Happy Birthday Vancouver Sun – You don’t look a day over 115
On September 29th, 1888, The Vancouver World started printing, and 120 years later, The Vancouver Sun is still pumping out the news. I’m not a born Vancouverite, I converted ten years ago, so The Sun was a bit of a puzzle to me – in the rest of Canada (well, most of it), “The ____ Sun” is the tabloid press paper with a girl in a bikini on page 6. These were perceived as the fluffy paper, compared to whatever the rival paper was, which was almost always a broadsheet paper. So for example, there would be The Calgary Sun and The Calgary Herald – both fine papers, but was a bit lighter on the articles, heavier on the Brick ads and sports. In my opinion, anyhow. And that never stopped me from reading them both. And then I moved to Vancouver, and OOOoooh, the hilarity caused by my confusion. Actually, I don’t know where I was going with that – it didn’t take more than a week to rewire my brain to keep the two straight.

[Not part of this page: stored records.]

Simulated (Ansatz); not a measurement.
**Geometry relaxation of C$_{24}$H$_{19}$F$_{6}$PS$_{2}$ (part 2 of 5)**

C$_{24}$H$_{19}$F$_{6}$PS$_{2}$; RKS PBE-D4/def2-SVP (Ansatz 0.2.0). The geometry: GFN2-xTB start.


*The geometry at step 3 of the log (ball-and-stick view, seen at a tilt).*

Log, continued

Man, that was actually a really boring digression. Anyhow, it’s the 120th anniversary of The Vancouver Sun, which is always of interest to me. I like to see how things change and how they don’t change. When the Royal Bank’s Cambie branch had their anniversary earlier in the year, it was amazing to see their photos of the corner of Broadway and Cambie, back when they were the only building of note. Big empty space where the Wendy’s would one day be.
As part of their celebrations, The Vancouver Sun pointed readers towards vancouverhistory.ca which is a treasure trove (2000+ pages, according to the Sun) of facts and photos about the city.
– Vancouver had Canada’s first gas-station.
– Vancouver named 8 city streets after famous golf-courses – Seigniory, Leaside, Uplands, Bonnacord, Scarboro, Bonnyvale, Brigadoon and Bobolink. I can find all but Seigniory on Google maps.
– The first Vancouver mayor who was actually born in Vancouver was hizzonor Bill Rathie, in 1962 (76 years after incorporation.)
– Whistler? Originally called London Mountain. The inspiration for the name it has now? A marmot.
– Marpole is apparently one of the oldest, settled areas in North America, with habitation evidence going back 3500 years. Also, they found 200 bodies in the midden (refuse dump) in 1930. I have no idea who made the dump and who dumped the bodies – Fail, Vancouver History! FAIL!
Anyhow, happy birthday Vancouver Sun. That Metro paper – she means nothing to me baby. Just a paper I met on the bus. You know you’re the only one for me.